Sudbury city council calls on province to intervene in Laurentian crisis
SUDBURY -- Sudbury city council is once again looking to the province for answers and action over the insolvency crisis at Laurentian University.
Tuesday night, council passed a motion that calls on the Ontario government to intervene and provide the school with the funding it needs to be viable.
The motion was put forward by Ward 9 Coun. Deb McIntosh and Ward 10 Coun. Fern Cormier.
"There isn't a lot that we can do as a municipality, we don't control the university or the province other than advocacy ... that's what we have in our toolbox," said McIntosh.
"I was speaking with someone on Monday who said 'my voice doesn't matter, you're more influential than I am.' I thought OK, I am but council is more influential than just me and that really provided an impetus to speak."
Ward 1 Coun. Mark Signoretti voiced concerns for the small business community who won't be paid now as a result of Laurentian's creditor protection.
The motion passed unanimously and will now be sent to the city's two NDP MPPs, Premier Doug Ford and Ontario Minister of Colleges and Universities, Ross Romano.
It's council's second kick at the can at trying to get answers from the province over what's happening and what's in store for Laurentian.
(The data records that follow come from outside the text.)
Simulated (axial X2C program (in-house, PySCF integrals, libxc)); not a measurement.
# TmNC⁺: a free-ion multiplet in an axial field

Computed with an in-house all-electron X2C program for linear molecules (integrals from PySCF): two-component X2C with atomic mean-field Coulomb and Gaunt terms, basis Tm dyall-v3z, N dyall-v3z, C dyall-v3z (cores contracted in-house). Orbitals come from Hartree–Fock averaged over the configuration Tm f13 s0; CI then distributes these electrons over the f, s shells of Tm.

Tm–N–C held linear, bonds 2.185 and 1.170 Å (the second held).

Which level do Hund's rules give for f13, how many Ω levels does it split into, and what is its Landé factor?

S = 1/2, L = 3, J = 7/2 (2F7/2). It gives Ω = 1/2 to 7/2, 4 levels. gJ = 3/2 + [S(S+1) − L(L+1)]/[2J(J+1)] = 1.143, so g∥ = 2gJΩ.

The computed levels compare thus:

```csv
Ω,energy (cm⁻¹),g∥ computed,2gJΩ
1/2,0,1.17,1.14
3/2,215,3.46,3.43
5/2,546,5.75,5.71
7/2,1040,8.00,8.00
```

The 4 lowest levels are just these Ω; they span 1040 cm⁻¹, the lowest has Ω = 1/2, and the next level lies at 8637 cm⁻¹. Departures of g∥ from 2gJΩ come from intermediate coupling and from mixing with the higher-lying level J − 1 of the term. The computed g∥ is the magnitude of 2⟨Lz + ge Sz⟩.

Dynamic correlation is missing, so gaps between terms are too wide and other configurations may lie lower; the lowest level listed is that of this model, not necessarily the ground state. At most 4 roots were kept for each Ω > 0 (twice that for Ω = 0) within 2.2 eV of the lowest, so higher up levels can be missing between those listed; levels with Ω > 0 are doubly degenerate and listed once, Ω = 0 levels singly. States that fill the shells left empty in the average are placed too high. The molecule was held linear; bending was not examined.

When pressed about it by a resident over Twitter, Cormier tweeted:
"Previous was a letter sent that I don't think was answered. This motion is designed to keep pressure on the (government) as we go forward. Trying to keep the advocacy and pressure on as best we can."
"I have not personally seen any response back from that letter that we sent in March," said McIntosh.
CTV News asked the minister about it in his third news conference in as many days. Wednesday's subject was PSWs.
Romano was asked about his reaction to council's motion and what his ministry is or isn't doing to keep municipal politicians up to date.
"There's certain elements of the CCAA process that I can't get into and will not get into because that is a court process that needs to be allowed to carry on," he said. "When you referenced the municipal representatives, I will indicate that I have spoken on a number of occasions over the last several weeks now with Mayor Brian Bigger of Sudbury. He and I have chatted and he did give me a heads up that this was happening in council yesterday."
The minister and Sault Ste. Marie MPP says his heart goes out to Sudbury and he recognizes the challenges this brings for the sector as a whole.
He also referenced Sudbury MP Paul Lefebvre by name, saying during his speech to the House of Commons, Lefebvre admitted it would be irresponsible to stop or interfere in the court process.
Lefebvre is in the middle of getting a private member's bill through the House of Commons that would prevent future institutions from seeking creditor status and allowing Laurentian to become a precedent.
"We are living through a stressful time that should not be happening, if the provinces would take their responsibility and jurisdictions seriously," Lefebvre said during the emergency debate.
Romano was asked if Ontario is living up to its jurisdiction and he didn't appear to understand the question.
"There is no jurisdiction to assume, perhaps you should have that conversation with Mr. Lefebvre again. He said it best and I will quote the Sudbury MP who said 'this is a court process and it's not for the government to get involved," he said.
“As frustrating as it is, this court proceeding cannot be stopped. No politician can intervene in an independent court process, even though some have been led to believe that they can.”
Romano reiterated the government will continue to be there for Laurentian and the community once the CCAA process is finished.
"We understand that we can't know what's going on but we need to be, I think, people need to be reassured and we need to be able to communicate information out to our community and that's what we were trying to do last night," McIntosh told CTV News.
It may be some time before the community will get those answers. Laurentian plans to ask for an extension of its creditor protection until the end of August.